(10:40 a.m. EDT) -- Princess Cruises is showing off its 13-year-old Caribbean Princess, after the ship underwent a multimillion-dollar refurbishment that welcomed several new and revamped spaces, and outfitted it for Princess' Ocean Medallion program (wearable technology that acts as a virtual concierge). Cruise Critic is onboard testing out all the additions -- with the exception of Ocean Medallion, which won't be available to passengers until March 2018. (Learn more about what to expect, here.) Check out our thoughts on the changes, so far.
Princess Luxury Bed
Princess debuted its "luxury bed" collection on Ruby, Emerald and Coral Princess back in February 2016, and has been slowly rolling it out to the fleet ever since. During Caribbean Princess' 2017 dry dock, Princess swapped out 3,200 beds, so every cabin now offers the new mattress and linen combo that together make up the "luxury bed." We think it should be called the magic bed, because every night we've slept like a baby nestled in luxurious softness.
World Fresh Marketplace
In keeping with the at-sea trend that is moving away from single-line buffets, Caribbean Princess replaced the old Horizon Court with the World Fresh Marketplace, composed of some dozen food stations. The setup allows for both a greater variety of food offerings, and cuts down on congestion. We love all the stations, particularly the salad stations with lots of ingredients to make your own, as well as the soup station and "specialty" island, which always has gluten-free treats including breads, fruit and desserts.
New Lido Deck Trimmings
Knowing that nothing makes a cruise ship look more tired and old than a faded Lido Deck with ratty deck chairs and scuffed tables, Princess invested a bunch in renewing the look of Caribbean Princess' Lido Deck with all new loungers, as well as tables and chairs (in a festively bright tangerine color) for dining at the newly refurbished Slice pizza counter, The Mix (formerly Blackbeard's Bar) and just-added Salty Dog Grill, which replaced the old Trident Grill. It gives all of Deck 15 a crisp, new feeling.

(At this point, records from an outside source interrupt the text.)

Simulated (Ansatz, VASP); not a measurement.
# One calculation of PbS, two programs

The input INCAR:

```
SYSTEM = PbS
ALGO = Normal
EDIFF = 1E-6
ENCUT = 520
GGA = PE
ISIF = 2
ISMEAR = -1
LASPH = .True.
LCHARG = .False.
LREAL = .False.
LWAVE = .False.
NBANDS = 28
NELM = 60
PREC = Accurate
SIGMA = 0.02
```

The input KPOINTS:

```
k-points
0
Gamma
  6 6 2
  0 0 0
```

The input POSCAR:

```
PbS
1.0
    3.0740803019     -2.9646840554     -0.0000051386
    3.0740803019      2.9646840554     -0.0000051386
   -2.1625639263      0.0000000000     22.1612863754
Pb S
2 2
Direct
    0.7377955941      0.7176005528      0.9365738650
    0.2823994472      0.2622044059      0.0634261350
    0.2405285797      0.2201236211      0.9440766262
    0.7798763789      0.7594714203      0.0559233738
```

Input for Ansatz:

Full disclosure, we haven't been to the newly revitalized Sabatini's on Caribbean Princess, but we've met several people who have and they've all raved about it (some have even been back two times, and we're only on day six of a highly port-intensive 12-day cruise). Caribbean Princess is the first ship in the fleet to get the new Sabatini's menu, which was created in partnership with Chef Angelo Auriana of Los Angeles-based The Factory Kitchen and offers a combination of antipasti and pasta dishes. We can't wait for our turn to dine here in a few days' time.
Other than the addition of the luxury beds and the replacement of all in-cabin artwork, none of the cabins onboard Caribbean Princess were changed during the ship's dry dock. This means the carpets are a bit worn, the showers are still too tiny with clingy shower curtains, and -- most importantly -- the rooms still have just two 110 voltage power outlets (near the desk, not the bed) and no USB charger. For a ship that spends part of its time in Europe, the lack of at least one easily reachable 220V outlet is noticeable. (You can get an adapter from the Passenger Services desk if you ask for one, and there is actually a hidden 220V outlet behind the bed, requiring passengers to pull the bed out and squeeze behind it to reach it.)
With the name "Steamers Seafood," one might expect to discover a menu fit for a seafood lover. Instead, it's a bit of a disappointment with a menu that's quite limited. There are just two appetizer choices and four main entree choices, all of which have shellfish -- leaving anyone who can't eat shellfish for dietary or religious reasons out of luck. (The chef will make the crab-stuffed flounder without the crab, but it's drowned in Hollandaise sauce and not nice at all.) During a dinner at the restaurant with several other reporters and their guests, the general response to the meal ranged from "eh" to "not good." We're not sure whether passengers feel the same, as so far the restaurant has been mostly empty each night. The ship's hotel director told us this has more to do with the ship's port-intensive itinerary and that anecdotally, Steamers has had a good reception.